The glass ceiling phenomenon in the US and EU labor markets
The "glass ceiling" is a metaphor for the barriers facing women and various minorities in the workplace when they strive for promotion or other improvements in their career. Research published in the International Journal of Services and Operations Management, compares the phenomenon in the European Union and the U.S.
Saška Gavrilovska and Balasundram Maniam of the Sam Houston State University in Huntsville, Texas, U.S., have found that the glass ceiling has been raised somewhat in recent times with many women and members of minority groups achieving higher mid-level positions at many companies and institutions. However, the barrier is still very much in evidence in terms of limited opportunities to break through the glass ceiling to top-level management positions. The team suggests that personality differences, discrimination, and the challenges of motherhood and childcare often reinforce the glass ceiling.

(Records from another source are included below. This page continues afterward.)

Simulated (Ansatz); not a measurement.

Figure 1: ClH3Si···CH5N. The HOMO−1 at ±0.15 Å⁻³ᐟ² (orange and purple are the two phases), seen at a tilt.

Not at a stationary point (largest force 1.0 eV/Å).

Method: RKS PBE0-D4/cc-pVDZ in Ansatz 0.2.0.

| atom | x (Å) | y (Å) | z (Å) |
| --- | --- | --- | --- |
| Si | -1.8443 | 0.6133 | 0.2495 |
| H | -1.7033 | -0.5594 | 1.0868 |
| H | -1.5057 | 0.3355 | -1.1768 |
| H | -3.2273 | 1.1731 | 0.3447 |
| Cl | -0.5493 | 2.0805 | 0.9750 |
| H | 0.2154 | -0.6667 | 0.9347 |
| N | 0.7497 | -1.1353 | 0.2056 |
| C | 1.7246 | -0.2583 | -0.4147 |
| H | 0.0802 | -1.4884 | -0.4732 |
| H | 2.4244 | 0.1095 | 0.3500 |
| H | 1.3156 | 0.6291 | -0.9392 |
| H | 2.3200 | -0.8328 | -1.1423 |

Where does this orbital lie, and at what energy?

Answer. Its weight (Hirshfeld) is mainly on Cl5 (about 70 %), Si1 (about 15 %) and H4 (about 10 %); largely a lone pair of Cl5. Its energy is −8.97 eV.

Earlier work and common experience suggest that there remain significant inequities between men and women and between majority and minority groups. Pay and grade disparities remain strong. To reduce workplace discrimination and promote gender and equality in general, there is a need for improved rights and policies, which should be adopted by companies and enacted in law. The EU and U.S. do have in place policies to improve rights, but there are many gaps, oversights, and loopholes that mean the glass ceiling, while slightly higher than in the past, remains a major barrier for women and minority groups.